May 2025 marked not only the maturity of one of the most influential legislative instruments of the European Union, the General Data Protection Regulation (Regulation (EU) 2016/679 – GDPR), but also the beginning of a new cycle of institutional reflection on its efficiency and proportionality in relation to the business environment. Under the auspices of the seventh anniversary since the Regulation entered into effect, the European Commission has launched a package of proposals aimed at reducing the administrative burden for controllers, while maintaining the stringency of personal data protection requirements.

At the core of these proposals lies the intention to simplify certain procedural obligations set out by the GDPR, without, however, weakening the substance of the rights guaranteed to data subjects. According to the Commission’s estimates, the measures envisaged could result in annual savings of approximately EUR 400 million for European businesses, a significant impact in an economic climate marked by inflationary pressures and rising operational costs.

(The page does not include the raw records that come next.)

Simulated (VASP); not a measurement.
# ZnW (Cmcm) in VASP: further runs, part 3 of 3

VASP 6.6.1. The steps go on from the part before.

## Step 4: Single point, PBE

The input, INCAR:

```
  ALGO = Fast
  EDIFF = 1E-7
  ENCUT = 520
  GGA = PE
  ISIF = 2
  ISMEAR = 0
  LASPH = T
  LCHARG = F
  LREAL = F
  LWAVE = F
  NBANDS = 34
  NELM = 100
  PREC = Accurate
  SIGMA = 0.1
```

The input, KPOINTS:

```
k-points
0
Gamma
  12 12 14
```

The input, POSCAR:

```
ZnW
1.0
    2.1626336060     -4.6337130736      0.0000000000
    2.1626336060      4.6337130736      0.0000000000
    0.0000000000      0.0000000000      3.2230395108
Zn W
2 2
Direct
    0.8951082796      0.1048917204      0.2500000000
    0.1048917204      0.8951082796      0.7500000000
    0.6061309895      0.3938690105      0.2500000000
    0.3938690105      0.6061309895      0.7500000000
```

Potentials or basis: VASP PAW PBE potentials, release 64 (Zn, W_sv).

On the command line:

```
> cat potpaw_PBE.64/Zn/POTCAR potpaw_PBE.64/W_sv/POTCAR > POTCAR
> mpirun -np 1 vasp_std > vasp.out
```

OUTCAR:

One of the most relevant proposed amendments concerns the elimination of the obligation to maintain records of processing activities for micro and small enterprises that do not carry out high-risk processing. In its current form, this obligation imposes a disproportionate burden on entities which, although subject to the GDPR, do not handle data volumes or activities that would justify a high level of documentation. Thus, a differentiated approach, based on the specific risk of the processing, would reflect a better application of the principle of proportionality.

In this context, we consider the joint response of the European Data Protection Board (EDPB) and the European Data Protection Supervisor (EDPS), expressed in a letter addressed to the Commission on 8 May 2025, to have been relevant. The two authorities have preliminarily welcomed this simplification initiative, while underlining the necessity of a careful assessment of the impact of these changes on the organisations concerned, especially those with fewer than 500 employees. However, the aforementioned institutions also drew attention to the risk that an excessive relaxation of documentation obligations could indirectly affect the enforcement of other GDPR provisions, in the absence of an appropriate monitoring framework. At the same time, the EDPB and the EDPS emphasised the importance of maintaining a balance between the legitimate interest of enterprises in reducing administrative burdens and the fundamental right to data protection.

Other modifications included in the proposed package consist in the simplification of the notification procedure for the designation of a Data Protection Officer (DPO), through a standardised EU-level mechanism, as well as the full digitalisation of the forms used in interactions with supervisory authorities. This anticipates a more agile regulatory framework, in which procedural interoperability between national authorities becomes the rule rather than the exception, and GDPR enforcement benefits from greater institutional efficiency.

In this regard, the proposal to digitally standardise the forms used in dealings with data protection authorities is also noteworthy. This measure will facilitate cross-border communication, reduce processing times, and contribute to a more coherent application of the Regulation throughout the European area. It represents an essential step towards consolidating a genuine common data protection space, where cooperation between national authorities is not only possible, but also functionally effective.

These proposals are part of the Commission’s broader initiative entitled the “Relief Package”, which aims to reduce administrative burdens across various areas of EU law without compromising regulatory objectives. They reflect a legislative recalibration effort, adapted both to the lessons learned over the seven years of GDPR implementation and to the evolving digital landscape.

Looking back, the seven years of GDPR application have not only introduced a new global standard in data protection, but have also generated multiple practical and legal challenges. They have laid the foundations for a data governance model based on transparency, accountability and individual control, yet difficulties have persisted in ensuring uniform enforcement, cross-border cooperation among authorities, and timely responses to technological developments—such as those generated by artificial intelligence. During this period, key rulings have been handed down by the Court of Justice of the European Union (including the invalidation of certain international data transfer mechanisms), record fines have been imposed (including against dominant digital platforms), and the transatlantic data transfer framework has been renegotiated under the pressure of shifting geopolitical realities.

Thus, the GDPR anniversary in 2025 is not merely symbolic, but also a strategic opportunity for pragmatic recalibration. If the Commission’s proposals are adopted, the coming period will be marked by a new phase of data protection enforcement, one that is more efficient, more business-friendly, yet equally firm in upholding the fundamental rights of individuals.